Btrfs hands-on: Exploring the error recovery features of the new Linux file system

Making things right when something goes wrong, and a summary of what I have seen and done in this series.
Written by J.A. Watson, Contributor

This is my final post in this series about the btrfs filesystem. The first in the series covered btrfs basics, the second was resizing, multiple volumes and devices, the third was RAID and Redundancy, and the fourth and most recent was subvolumes and snapshots

I think (and hope) that all of those together give a reasonable overview of what the btrfs filesystem is, what you can do with it, and how you can do some of those things.  In this post I will wrap up a couple of loose ends — error recovery, and integration with other standard Linux utilities — and try to give a recap of the series as a whole. For complete and authoritative information, please refer to the Btrfs Wiki at kernel.org.

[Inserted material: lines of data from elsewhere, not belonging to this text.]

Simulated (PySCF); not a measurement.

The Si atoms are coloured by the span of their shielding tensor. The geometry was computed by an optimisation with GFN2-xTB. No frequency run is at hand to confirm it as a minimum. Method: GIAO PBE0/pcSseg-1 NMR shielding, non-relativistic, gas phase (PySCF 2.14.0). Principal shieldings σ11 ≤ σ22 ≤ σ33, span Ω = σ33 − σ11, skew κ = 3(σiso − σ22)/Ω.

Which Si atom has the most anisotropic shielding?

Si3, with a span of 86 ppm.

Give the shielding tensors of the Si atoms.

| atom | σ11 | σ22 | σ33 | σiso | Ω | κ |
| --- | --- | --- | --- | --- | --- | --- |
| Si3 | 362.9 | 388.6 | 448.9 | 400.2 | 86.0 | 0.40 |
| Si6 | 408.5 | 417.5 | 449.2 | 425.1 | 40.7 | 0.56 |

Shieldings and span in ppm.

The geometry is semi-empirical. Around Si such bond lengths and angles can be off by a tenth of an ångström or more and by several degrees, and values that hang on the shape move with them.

OK, let's dive right into it. What happens when something goes wrong with a btrfs filesystem — or maybe you just suspect that something has gone wrong? Well, as I mentioned briefly in the second post in this series, you can use the btrfs scrub utility to read all of the data in the filesystem and verify the checksums as it goes. 

Btrfs hands on: My first experiments with a new Linux file system

Depending on the size of the filesystem, this can take a considerable time, so by default it will go off to do its work in the background and let you get on with other things on your terminal. Once you have a scrub running in the background, you can check on its progress at any time with the btrfs scrub status command. If it finds any checksum problems, the scrub process will attempt to repair them (unless you started it with the read-only option to suppress this).

If you have a damaged btrfs filesystem that you just want to get as much as possible of the data from, you can use the btrfs restore utility, which reads from an unmounted btrfs filesystem, and restores as much as it can to some specified path.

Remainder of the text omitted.